In the wake of reports that Credit Suisse is expected to pay a hefty sum of tens of millions of dollars in a settlement with the US Securities and Exchange Commission, Rich Gates–the founder of fund manager TFS Capital and West Chester resident–said that he expects to apply for a whistleblower reward after the penalty is announced.
Credit Suisse may be out over $80 million as it be required to pay more than $50 million in fines and payments to the SEC as well as an additional $30 million to the New York Attorney General over allegations of wrongdoing in the operation of its ‘dark pool’.
If the SEC suit turns out to be along the lines of the complaints Gates made, he will be able to submit a claim which could net him a substantial payday. The award for whistleblowers can range between 10% and 30% of a fine meaning he could be awarded anywhere from $5 million to $15 million.

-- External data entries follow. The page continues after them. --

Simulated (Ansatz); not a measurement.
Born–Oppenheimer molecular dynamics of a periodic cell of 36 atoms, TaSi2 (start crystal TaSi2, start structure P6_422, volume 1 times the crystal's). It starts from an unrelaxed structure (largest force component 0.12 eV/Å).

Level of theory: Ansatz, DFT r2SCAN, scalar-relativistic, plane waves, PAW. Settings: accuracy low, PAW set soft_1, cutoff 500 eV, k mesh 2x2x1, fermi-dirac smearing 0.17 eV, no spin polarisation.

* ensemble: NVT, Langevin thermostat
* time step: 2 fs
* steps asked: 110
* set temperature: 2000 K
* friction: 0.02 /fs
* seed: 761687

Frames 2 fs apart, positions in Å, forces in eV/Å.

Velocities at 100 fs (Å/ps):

Described in the popular Michael Lewis’ book “Flash Boys” as well as in the pages of the Wall Street Journal, Gates developed tests of buying and selling the same security in numerous dark pools or exchanges to see if anyone was getting in front of client’s trades.
According to the book, Credit Suisse’s dark pool, was among the venues where Gates believed the investors in his mutual funds were losing money as a result of what is dubbed latency arbitrage, or the practive of taking advantage of slight delays in price dissemination.
However, Gates’s West Chester based company, TFS Capital, is now a client of Credit Suisse’s Crossfinder.
“The equity market structure has continued to improve in recent years,” Gates stated, believing it is a result of the work that he and others have done. “The SEC and other regulators have been dialed into this issue for a while now, trying to make the market fair for all participants.”
Interestingly, as Gates might be applying for a reward from one arm of the government, he is fending off another. Powhatan Energy Fund, a separate firm he is involved with, is being sued by the Federal Energy Regulation Commission, for allegedly manipulating the power market.
“There’s an amazing parallel between these two unique market problems,” Gates notes. “In the stock market, high-frequency traders were given special benefits that enabled them to make money. And in the wholesale power markets, I believe incumbent utilities receive preferential treatment. Neither market has been too kind to outsiders like me. The only difference is that the SEC has been trying to remove the imbalances in its markets whereas FERC seems to favor and promote markets where these biases exist.”